A Multi Independent Feature Bayesian Classifier

In a previous post, a single feature Bayesian classifier was implemented. In order to generalize our classifier to use more than one feature, let us introduce the concept of Bayes Risk.

Allowing the use of more than one feature merely requires replacing the scalar x by the feature vector X, where x is in a d-dimensional Euclidean space R^d, called the feature space.

Allowing actions other than classification primarily allows the possibility of rejection .i.e. of refusing to make a decision in close cases; this is a useful option if being indecisive is not too costly.

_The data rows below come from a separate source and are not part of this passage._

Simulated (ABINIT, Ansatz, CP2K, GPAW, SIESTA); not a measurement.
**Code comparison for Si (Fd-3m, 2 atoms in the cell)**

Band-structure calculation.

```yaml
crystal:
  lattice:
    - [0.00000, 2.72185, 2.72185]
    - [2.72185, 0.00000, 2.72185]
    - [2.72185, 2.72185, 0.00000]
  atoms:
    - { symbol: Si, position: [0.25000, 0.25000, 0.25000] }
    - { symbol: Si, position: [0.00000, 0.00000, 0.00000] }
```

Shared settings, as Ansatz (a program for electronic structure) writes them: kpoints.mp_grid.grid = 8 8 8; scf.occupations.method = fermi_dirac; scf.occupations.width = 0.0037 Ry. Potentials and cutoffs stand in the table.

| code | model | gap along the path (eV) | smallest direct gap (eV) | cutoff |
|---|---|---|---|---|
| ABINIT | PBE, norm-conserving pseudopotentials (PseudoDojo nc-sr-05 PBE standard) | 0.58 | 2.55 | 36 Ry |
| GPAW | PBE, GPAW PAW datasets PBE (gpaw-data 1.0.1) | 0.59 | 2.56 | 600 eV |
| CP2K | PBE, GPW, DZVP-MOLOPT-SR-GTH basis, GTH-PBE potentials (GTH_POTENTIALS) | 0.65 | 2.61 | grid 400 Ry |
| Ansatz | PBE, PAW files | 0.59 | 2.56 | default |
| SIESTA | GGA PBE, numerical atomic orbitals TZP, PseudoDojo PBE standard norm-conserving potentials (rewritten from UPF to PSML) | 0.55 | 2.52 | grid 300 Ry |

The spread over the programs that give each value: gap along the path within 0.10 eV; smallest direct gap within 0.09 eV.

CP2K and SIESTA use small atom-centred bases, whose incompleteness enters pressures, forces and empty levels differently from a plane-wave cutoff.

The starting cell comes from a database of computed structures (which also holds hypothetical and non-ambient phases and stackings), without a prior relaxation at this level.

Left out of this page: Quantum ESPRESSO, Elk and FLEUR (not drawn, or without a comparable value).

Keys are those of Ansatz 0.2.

Formally, the loss function states exactly how costly each action is, and is used to convert a probability determination into a decision. Some decision mistakes are more costly than others, but for the sake of simplicity, let’s assume that all errors are equally costly.

Let {ω₁, …, ω_c} be the finite set of c states of nature (“categories”) and let {α₁, …, α_a} be the finite set of a possible actions. The loss function λ(α_i, ω_j) describes the loss incured for taking the action α_i when the state of nature is ω_j.

Let the feature vector x be a d-component vector-valued random variable and let p(X|ω_j) be the state-conditional probability density function for X, with the probability density function for X conditioned on ω_j being the true state of nature.

As before, P(ω_j) describes the prior probability that nature is in state ω_j. Then, the posterior probability P(ω_j|X) can be computed from p(X|ω_j) by Bayes formula:

P(ω_j|X) = p(X|ω_j)P(ω_j) / p(X)

where the evidence is now

p(x) = ∑p(X|ω_j)P(ω_j) ∀ j=1, 2, 3, …, c

Suppose that we observe a particular X and that we contemplate taking action α_i. If the true state of nature is ω_j, by definition we will incur the loss λ(α_i, ω_j). Because P(ω_j|X) is the probability that the true state of nature is ω_j, the expected loss associated with taking action α_i is merely

R(α_i, X) = ∑λ(α_i, ω_j)P(ω_j|X) ∀ j=1, 2, 3, …, c

In decision-theoretic terminology, an expected loss is called a risk, and R(α_i, X) is called the conditional risk. The loss function of interest for this case is hence the so-called symmetrical or zero-one loss function,

λ(α_i, ω_j) = { 0 if i = j
{ 1 if i ≠ j ∀ i, j = 1, …, c

This loss function assigns no loss to a correct decision, and assigns a unit loss to any error; thus, all errors are equally costly.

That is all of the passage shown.